Inverse-Width Sizing

The simplest approach: size inversely proportional to interval width.

$\text{position\_size}_t = \frac{k}{w_t}$

where $k$ is a scaling constant calibrated to your risk budget. When the model is confident (narrow interval), you take a larger position. When uncertain (wide interval), you take a smaller one.

This is analogous to volatility targeting ( $\text{size} \propto 1/\sigma$ ), but with a crucial difference: the conformal interval width is a distribution-free uncertainty measure, not a parametric volatility estimate. It captures predictive uncertainty under the coverage guarantee, not just return variance.

Edge-Ratio Sizing and the No-Trade Filter

Pure inverse-width sizing ignores the strength of the signal itself. A natural refinement scales by the edge ratio — the point prediction relative to the interval width:

$e_t = \frac{|\hat{\mu}(X_t)|}{w_t}$

This is a conformal analog of a signal-to-noise ratio: expected return divided by a distribution-free uncertainty measure. We use it both for sizing and for a no-trade filter.

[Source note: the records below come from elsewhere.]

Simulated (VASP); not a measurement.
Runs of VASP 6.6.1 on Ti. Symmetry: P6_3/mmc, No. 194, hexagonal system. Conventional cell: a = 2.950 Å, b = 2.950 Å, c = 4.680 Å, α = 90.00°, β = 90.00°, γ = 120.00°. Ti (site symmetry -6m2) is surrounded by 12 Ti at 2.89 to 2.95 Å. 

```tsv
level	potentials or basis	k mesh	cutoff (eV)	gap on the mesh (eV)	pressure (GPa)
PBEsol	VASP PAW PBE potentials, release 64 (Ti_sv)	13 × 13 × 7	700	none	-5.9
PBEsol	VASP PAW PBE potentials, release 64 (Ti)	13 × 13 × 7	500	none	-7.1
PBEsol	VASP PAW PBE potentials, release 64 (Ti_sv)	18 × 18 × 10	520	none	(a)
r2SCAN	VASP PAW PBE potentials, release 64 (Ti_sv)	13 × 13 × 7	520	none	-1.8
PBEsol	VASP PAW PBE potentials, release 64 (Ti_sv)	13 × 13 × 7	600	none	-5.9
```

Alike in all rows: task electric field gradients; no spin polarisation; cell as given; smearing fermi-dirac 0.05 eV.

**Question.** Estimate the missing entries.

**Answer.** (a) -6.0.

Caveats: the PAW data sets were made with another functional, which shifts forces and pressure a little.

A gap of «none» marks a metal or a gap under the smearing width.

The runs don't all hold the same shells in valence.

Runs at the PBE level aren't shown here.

The filter is principled. If the interval straddles zero,

$\text{lower}_t < 0 < \text{upper}_t,$

then the $(1-\alpha)$ prediction interval includes both positive and negative returns — the realized return can plausibly have the opposite sign of your prediction. Define a minimum edge threshold $\theta$ and trade only when $e_t > \theta$ . Note that the geometric content of " $e_t$ large enough that the interval no longer straddles zero" is exactly $e_t > 1/2$ (since the interval clears zero when $|\hat{\mu}| > \hat{q}_t = w_t/2$ ). Choose $\theta$ on the actual scale of $e_t = |\hat{\mu}|/w_t$ via backtesting; for daily-return residuals $e_t$ is usually well below $1/2$ , so a tiny $\theta$ may admit nearly all trades and a large one may admit none. Calibrate it to your data.

On "Conformal Kelly"

It is tempting to bolt conformal intervals onto the Kelly fraction $f^* = \frac{pb - (1-p)}{b}$ . But $f^*$ is already a complete, bounded fraction derived from a win probability $p$ and a payoff ratio $b$ ; multiplying it by an unbounded ratio like $\hat{\mu}/\hat{q}$ has no decision-theoretic justification — it can exceed 1 or flip sign independently of $f^*$ , and it double-counts the edge that $f^*$ already encodes. So we do not present a "conformal Kelly" multiplier.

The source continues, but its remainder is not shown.